2.) The ability to finally reveal almost all of the objects that Hubble, Webb, and Roman will overlook. With LUVOIR’s size, optical capabilities, and novel instrumentation, it will surpass all previous limits in terms of what it can discover. The jump from Hubble, at the absolute limit of the faintest objects in the eXtreme Deep Field, to LUVOIR will reveal objects a whopping 40 times fainter than we can presently see. That’s the same leap from large, ground-based telescopes to Hubble, or from a 30-second exposure with a 2-meter telescope to an all-night exposure with the largest telescopes presently in the world.
- This will reveal smaller, fainter galaxies in greater numbers and at greater distances than any other observatory, ever.
- It will discover greater numbers of smaller, fainter, and more distant objects in our Solar System than every other observatory ever built, combined.
- It will take images of the outer planets that are just as good as the images taken by Voyager 1 and 2 when they physically journeyed there, and it can do so any time we choose.
- It will find, measure, and characterize individual stars fainter and farther away than ever before, including an unprecedented number in galaxies over a billion light-years away.
Basically, if you’re looking for objects that are faint, far away, small, or otherwise difficult to characterize, LUVOIR will not only find it if you know where to look, but it can tell you far more about its details than any other tool.

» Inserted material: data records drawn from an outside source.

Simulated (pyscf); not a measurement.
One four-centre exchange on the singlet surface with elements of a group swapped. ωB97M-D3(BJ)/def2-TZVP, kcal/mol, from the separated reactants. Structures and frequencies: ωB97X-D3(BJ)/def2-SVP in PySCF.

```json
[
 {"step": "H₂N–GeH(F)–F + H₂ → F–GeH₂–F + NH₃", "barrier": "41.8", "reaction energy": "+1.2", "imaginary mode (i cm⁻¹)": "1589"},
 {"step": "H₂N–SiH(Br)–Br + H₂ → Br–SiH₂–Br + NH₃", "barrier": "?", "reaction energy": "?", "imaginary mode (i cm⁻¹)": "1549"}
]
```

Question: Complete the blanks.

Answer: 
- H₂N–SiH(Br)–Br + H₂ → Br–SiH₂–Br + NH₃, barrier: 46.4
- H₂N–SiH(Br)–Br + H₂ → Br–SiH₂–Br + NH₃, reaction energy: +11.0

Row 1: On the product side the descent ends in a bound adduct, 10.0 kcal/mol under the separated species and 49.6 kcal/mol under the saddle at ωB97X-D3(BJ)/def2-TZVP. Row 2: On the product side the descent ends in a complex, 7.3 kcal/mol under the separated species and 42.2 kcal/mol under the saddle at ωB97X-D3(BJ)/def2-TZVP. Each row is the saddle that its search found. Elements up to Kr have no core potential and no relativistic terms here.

3.) What does any galaxy in the Universe, in detail, look like? Imagine being able to point your telescope at any galaxy in the Universe — an object typically around 100,000 light-years across — and no matter how far away it is, still being able to see features in it as small as ~300 light-years across. For a galaxy the size of the Milky Way, no matter how distant it is from us, LUVOIR would show it as at least 400 pixels across, containing over 120,000 pixels of useful, luminous information in every frame.
The same galaxy, if it were imaged with Hubble in the same amount of time, would contain only 0.06% of the information contained in a LUVOIR image, with vastly inferior resolution and light-gathering power. We could learn:
- how each galaxy we measure rotates,
- which regions in every galaxy are actively forming stars,
- what the distribution of gas and dust is in every galaxy,
- what satellite and dwarf galaxies are doing out to billions of light-years,
and so much more. From objects within our Solar System to exoplanets, stars, galaxies, and the largest cosmic structures of all, LUVOIR would answer the biggest questions we have about our Universe. All we have to do, to make our dreams of knowing what’s out there in the Universe come true, is choose to build it.
We owe the greatest space-based observatories in history to decadal surveys conducted in the recent past. They’ve brought us telescopes like Hubble, Spitzer (infrared), Chandra (X-rays), and will be bringing us the upcoming Webb and Roman telescopes as well. The current decadal survey, which charts the course for astronomy’s future in space, has four excellent options, but only one has the power to reveal whether dozens or even hundreds of potentially habitable worlds are, in fact, inhabited: LUVOIR. It’s the one observatory that could revolutionize astronomy over and over again, possibly for as long as the remainder of the 21st century.
But the ultimate hope is that we won’t just build LUVOIR — the best of the present options — but an array of observatories, one after the other, that will all cover different wavelengths and work to complement one another. Origins, a far-infrared telescope, is ideal for measuring details about planets and stars still in the process of forming. Lynx, an X-ray telescope, could reveal details about black holes, neutron stars, and colliding galaxies that nothing else can see. Even HabEx, an exoplanet-optimized mission inferior to LUVOIR in every way, could launch on a much shorter timescale, making it an attractive option.
As the head of NASA’s astrophysics division, Paul Hertz, put it, “I want all of these missions to fly. I think we should do them all; the decadal survey should tell me which one to do first.”
When the National Academies release their recommendations in just a few weeks, the great hope of astronomers is that at least three of these missions will be chosen to move forward, with LUVOIR, the most powerful and ambitious space-based observatory ever proposed, as the top choice. If we want definitive answers to the biggest questions of all, it takes a big effort and a substantial investment. Considering that the reward is learning that “there’s life on that planet, orbiting another star, right over there,” it’s clear that LUVOIR is the one telescope we must all join together to build.